1 Workflow environment

systemPipeR workflows can be designed and built from start to finish with a single command, importing from an R Markdown file or stepwise in interactive mode from the R console.

This tutorial will demonstrate how to build the workflow in an interactive mode, appending each step. The workflow is constructed by connecting each step via appendStep method. Each SYSargsList instance contains instructions needed for processing a set of input files with a specific command-line or R software and the paths to the corresponding outfiles generated by a particular tool/step.

The workflow demonstrates a simple example of a typical data analysis workflow containing both R and command-line (CL) steps. The workflow consists of four steps:

  1. R step: export tabular data to files
  2. CL step: compress files
  3. CL step: uncompress files
  4. R step: import files and plot summary statistics

Refer to our vignette for how to construct the workflow steps. If you prefer a more enriched template, run systemPipeRdata::availableWF() for pre-configured templates.
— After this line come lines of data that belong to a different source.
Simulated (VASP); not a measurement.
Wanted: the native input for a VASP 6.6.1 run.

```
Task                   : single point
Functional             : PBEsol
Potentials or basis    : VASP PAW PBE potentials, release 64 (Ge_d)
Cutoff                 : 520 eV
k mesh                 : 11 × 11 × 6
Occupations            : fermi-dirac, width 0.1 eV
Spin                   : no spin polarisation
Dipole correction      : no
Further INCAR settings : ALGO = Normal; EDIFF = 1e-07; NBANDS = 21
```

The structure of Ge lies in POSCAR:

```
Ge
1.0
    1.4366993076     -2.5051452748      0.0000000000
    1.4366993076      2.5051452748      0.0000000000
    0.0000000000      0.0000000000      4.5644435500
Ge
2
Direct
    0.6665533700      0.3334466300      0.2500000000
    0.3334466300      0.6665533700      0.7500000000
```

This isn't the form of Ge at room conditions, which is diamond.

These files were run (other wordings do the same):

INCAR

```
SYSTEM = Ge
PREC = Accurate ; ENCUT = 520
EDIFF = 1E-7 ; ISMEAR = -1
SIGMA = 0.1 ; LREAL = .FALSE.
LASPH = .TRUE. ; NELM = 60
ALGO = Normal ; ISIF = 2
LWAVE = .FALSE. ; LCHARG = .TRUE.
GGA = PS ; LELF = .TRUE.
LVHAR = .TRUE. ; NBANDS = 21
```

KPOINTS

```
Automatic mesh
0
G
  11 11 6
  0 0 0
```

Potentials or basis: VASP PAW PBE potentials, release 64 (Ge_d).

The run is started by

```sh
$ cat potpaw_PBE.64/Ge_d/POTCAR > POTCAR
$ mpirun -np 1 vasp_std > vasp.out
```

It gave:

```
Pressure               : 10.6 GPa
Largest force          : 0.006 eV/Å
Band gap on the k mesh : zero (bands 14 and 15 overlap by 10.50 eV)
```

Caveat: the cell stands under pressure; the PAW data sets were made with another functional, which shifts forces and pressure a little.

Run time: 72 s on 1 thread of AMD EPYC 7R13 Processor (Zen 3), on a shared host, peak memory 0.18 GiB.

cat(crayon::blue$bold("To use this workflow, following R packages are expected:\n"))
cat(c("'ggplot2'\n"), sep = "', '")
### pre-end
library(systemPipeR)
sal <- SPRproject()
sal

1.1 Load packages

appendStep(sal) <- LineWise(code = {
    library(systemPipeR)
}, step_name = "load_library")

1.2 Export dataset to file

  • Add first step as an R step using LineWise function
appendStep(sal) <- LineWise(code = {
    mapply(FUN = function(x, y) write.csv(x, y), x = split(iris,
        factor(iris$Species)), y = file.path("results", paste0(names(split(iris,
        factor(iris$Species))), ".csv")))
}, step_name = "export_iris", dependency = "load_library")

1.3 Compress data

  • Adding the second step, as a command-line step using SYSargsList
targetspath <- system.file("extdata/cwl/gunzip", "targets_gunzip.txt",
    package = "systemPipeR")
appendStep(sal) <- SYSargsList(step_name = "gzip", targets = targetspath,
    dir = TRUE, wf_file = "gunzip/workflow_gzip.cwl", input_file = "gunzip/gzip.yml",
    dir_path = "param/cwl", inputvars = c(FileName = "_FILE_PATH_",
        SampleName = "_SampleName_"), dependency = "export_iris")

1.4 Decompress data

  • Adding the third step, as a command-line step using SYSargsList
appendStep(sal) <- SYSargsList(step_name = "gunzip", targets = "gzip",
    dir = TRUE, wf_file = "gunzip/workflow_gunzip.cwl", input_file = "gunzip/gunzip.yml",
    dir_path = "param/cwl", inputvars = c(gzip_file = "_FILE_PATH_",
        SampleName = "_SampleName_"), rm_targets_col = "FileName",
    dependency = "gzip")

1.5 Import data back to R and perform statistical analysis and visualization

  • Adding the fourth step, as an R step using LineWise
appendStep(sal) <- LineWise(code = {
    # combine all files into one data frame
    df <- lapply(getColumn(sal, step = "gunzip", "outfiles"),
        function(x) read.delim(x, sep = ",")[-1])
    df <- do.call(rbind, df)
    # calculate mean and sd for each species
    stats <- data.frame(cbind(mean = apply(df[, 1:4], 2, mean),
        sd = apply(df[, 1:4], 2, sd)))
    stats$species <- rownames(stats)
    # plot
    plot <- ggplot2::ggplot(stats, ggplot2::aes(x = species,
        y = mean, fill = species)) + ggplot2::geom_bar(stat = "identity",
        color = "black", position = ggplot2::position_dodge()) +
        ggplot2::geom_errorbar(ggplot2::aes(ymin = mean - sd,
            ymax = mean + sd), width = 0.2, position = ggplot2::position_dodge(0.9))
    plot
}, step_name = "stats", dependency = "gunzip", run_step = "optional")

1.6 Version Information

appendStep(sal) <- LineWise(code = {
    sessionInfo()
}, step_name = "sessionInfo", dependency = "stats")

2 Manage the workflow

2.1 Interactive job submissions in a single machine

For running the workflow, runWF function will execute all the steps store in the workflow container. The execution will be on a single machine without submitting to a queuing system of a computer cluster.

sal <- runWF(sal)

2.2 Visualize workflow

systemPipeR workflows instances can be visualized with the plotWF function.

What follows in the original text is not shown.